In this comment I will try to sketch out
- the background to the Chakrabarti Inquiry
- a summary of the Report’s conclusions
- how it has been received by those who generated the panic
- a scorecard of what it has achieved and avoided.
Despite having been Jewish all my life I have only experienced two antisemitic incidents. Neither had anything to do with the Labour Party. And I first joined the party in 1961! This is not a uniquely charmed life. The ex-Chief Rabbi Jonathan Sachs, interviewed on television, rather embarrassedly confessed that he had not himself experienced a single antisemitic incident. There can be no doubt that antisemitism, an ugly deformation in any society, has a continuing underground life in Britain as elsewhere, and that we should be alert to its existence and possible increase. But its public manifestations are currently so small that it is really impossible to say whether it is actually going up or down.
How then to explain the moral panic over antisemitism, specifically in the Labour Party, that struck the UK body politic earlier this year? There is ample circumstantial evidence that it is the result of a manoeuvre, brilliantly successful, perpetrated (if that is the right word, and I think it is) as a joint enterprise by the friends of Israel and the enemies of Corbyn. These two groups, whose memberships overlap, made common cause, exploiting both their network of contacts in the media and the paid PR apparatus that boosts Israel wrong or wrong. The cause is common because the Labour Party enemies of Corbyn resent his election and are determined to take ‘their’ party back, while Israel has every reason to try to reverse the innovation of a major UK party leader who is a committed supporter of the Palestinian cause.
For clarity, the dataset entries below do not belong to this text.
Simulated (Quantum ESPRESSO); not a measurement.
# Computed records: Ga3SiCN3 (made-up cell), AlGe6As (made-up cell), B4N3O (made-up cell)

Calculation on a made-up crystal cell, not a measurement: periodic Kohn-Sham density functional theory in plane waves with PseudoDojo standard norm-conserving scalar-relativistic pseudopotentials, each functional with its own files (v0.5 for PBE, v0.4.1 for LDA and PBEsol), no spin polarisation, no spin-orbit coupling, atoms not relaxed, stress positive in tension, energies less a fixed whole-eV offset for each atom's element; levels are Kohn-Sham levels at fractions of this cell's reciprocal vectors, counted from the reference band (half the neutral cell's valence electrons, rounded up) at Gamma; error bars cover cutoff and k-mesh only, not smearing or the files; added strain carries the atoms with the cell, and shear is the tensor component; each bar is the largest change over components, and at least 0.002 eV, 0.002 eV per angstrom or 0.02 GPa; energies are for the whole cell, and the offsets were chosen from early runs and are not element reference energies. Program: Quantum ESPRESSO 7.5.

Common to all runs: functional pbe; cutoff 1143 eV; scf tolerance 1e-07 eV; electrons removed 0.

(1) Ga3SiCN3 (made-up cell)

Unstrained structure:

Although quite wonderful in many ways Jeremy Corbyn is perhaps not a natural leader for a party or a movement; nor is he fleet of foot in dodging enemy bullets or turning them back on their originators. Which makes the establishment of an inquiry into Antisemitism and Other Forms of Racism in the Labour Party almost the exception that proves the rule. It was an intervention which quelled the hubbub, in particular because the chair of the Inquiry, Shami Chakrabarti, has such an unshakeable reputation for probity, and indeed a strong public affection. Her assistants, David Feldman and Janet Royall provided the necessary backup in terms, respectively, of antisemitism and the workings of the Labour Party. But they did not write or have to approve the Report. It is hers.
The report lists 85 organisational submissions, and there was also an unknown number (probably large) of individual contributions. Judging by their names about 30 of the organisations are likely to have taken what I will for convenience call a ‘pro-Israeli’ line (stressing antisemitism as a crisis needing strong action); and some 20 came from explicitly pro-Palestinian organisations. Another 10 came from within the trade union and Labour movement, while 10 came from other religiously-identified groups, mostly Muslim. (Not all are easily classifiable in this way.) The submissions by the considerable group of Jewish organisations that mobilised against the moral panic are collected together at the Free Speech on Israel website. (For completeness, a collection of opposing submissions is also available.)
Given the copious leaks about suspensions from the Labour Party that could only have come from the Labour’s HQ bureaucracy (effectively working for dissident MPs rather than the elected party leader) unusual precautions were taken about the report launch. The aim was to avoid selective leaks with their accompanying negative spin. Only one copy of the text was produced and, so we are informed, that was passed directly from Chakrabarti to Corbyn. However….
The launch of the report, despite measured speeches by Chakrabarti and Corbyn, was effectively hijacked by a press corps which only wanted to ask the latter about his travails with disloyal MPs, and by media-oriented stunts about antisemitism of exactly the kind that provoked the Inquiry in the first place. The result is that the content of this significant report has not had the attention that it deserves.
Any summary of the report is bound to be selective. The points I would pick out are Continue reading “Chakrabarti Rocks”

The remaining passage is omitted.